Hansen: What happens on field should stay on field
After a week dominated by the back and forth between the two head coaches, Steve Hansen attempted to diffuse matters by chastising the New Zealand Herald for their depiction of Warren Gatland as a clown and praising his opposite number's character and coaching credentials.
Part of the reason that tensions were raised this week was the concerns raised by Gatland over the perceived illegal targeting of Conor Murray by the All Blacks in the first game, in particular the moment when Jerome Kaino threw himself at the scrum-half's standing leg.
Over the course of the week, the storm rumbled on social media, with New Zealand fans and media finding moments in the game to portray incidents that suggested Lions' foul-play.
Hansen was initially incensed by the insinuation that his side are a dirty team, just as he was angered by the same suggestion after his men had defeated Ireland in Dublin last November.

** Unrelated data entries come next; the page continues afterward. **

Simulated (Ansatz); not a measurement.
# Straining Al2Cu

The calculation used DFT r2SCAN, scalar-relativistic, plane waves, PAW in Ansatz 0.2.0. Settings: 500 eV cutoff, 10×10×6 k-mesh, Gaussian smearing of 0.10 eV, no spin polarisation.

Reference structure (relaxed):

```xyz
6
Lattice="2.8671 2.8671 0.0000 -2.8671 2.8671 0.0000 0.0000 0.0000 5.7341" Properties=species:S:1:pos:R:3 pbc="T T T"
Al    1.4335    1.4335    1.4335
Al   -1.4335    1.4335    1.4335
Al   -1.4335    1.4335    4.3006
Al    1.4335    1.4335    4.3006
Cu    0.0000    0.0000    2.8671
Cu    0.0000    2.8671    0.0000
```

And he believes fans, coaches and the media need to step back from what he believes is an overly dramatic focus on specific incidents and let the authorities deal with it.
"There's no point dragging stuff up," he said after being asked by a Kiwi journalist about an image of Mako Vunipola getting up to no good.
"What happens on the park is adjudicated by a guy (TMO) who is connected to the ref, and they are doing a pretty good job of making the game a lot cleaner than it was in yester-year, and we've got citing commissioners now.
"If they don't see it, move on. It's a hard game we play, and there are going to be times when people unintentionally step over the line and do something they might regret later.
"That's been happening for ages, you only have to look at what happened in the game on Tuesday night with Iain Henderson. It was very reminiscent of what happened to Brian O'Driscoll. I am just pleased he just got a yellow card and nothing else because he didn't do it intentionally.
"But in the heat of the moment, his skills at the breakdown to clean him out have not been right, so he's paid the price with 10 minutes in the bin. Move on from it.
"I don't know any rugby players that we've played against or I've coached that intentionally go out there (to hurt someone)
"There's a guy that does that (cite people), let him take care of it.
"Rugby is a big boys' game, played by big boys and people with character. If you thought something was intentional, then you would (cite people). There are a lot of things that happen in the heat of the moment, and they are definitely not intentional so there's a process, let it work through.
"When we get emotionally involved in it as coaches, then we've got to take a big breath and (ask) is this the type of bloke or team that would intentionally do that?
"Then you (the media) need to take a deep breath and say I know that wasn't right, but are they a team who would intentionally do that or are they emotionally in a place where they just made a mistake?
"A lot of the drama that comes with some of these incidents would calm down a bit and we'd get them dealt with in a better way."
Although the animosity between the two coaches has been evident throughout the tour, Hansen said he is looking forward to sharing a beer with Gatland after the third Test, and he was heavily critical of the Herald for their "disrespectful" cartoon.
"It is really disappointing," he said. "It's one thing to have a bit of banter, and then you guys beef it up to make it bigger than it really is. I have heard you say that I don't like him, and we won't have a beer.
"I have got a lot of respect for him. I think he is a good coach. I have got a lot of respect for the Lions, they are a good team.
"To come out and do that, you are ridiculing somebody that doesn't deserve it. We are all coaches trying to do what we think is right. Sometimes people don't always agree with what we do, but that's okay, you are allowed to have your opinion.
"But to ridicule someone is not right."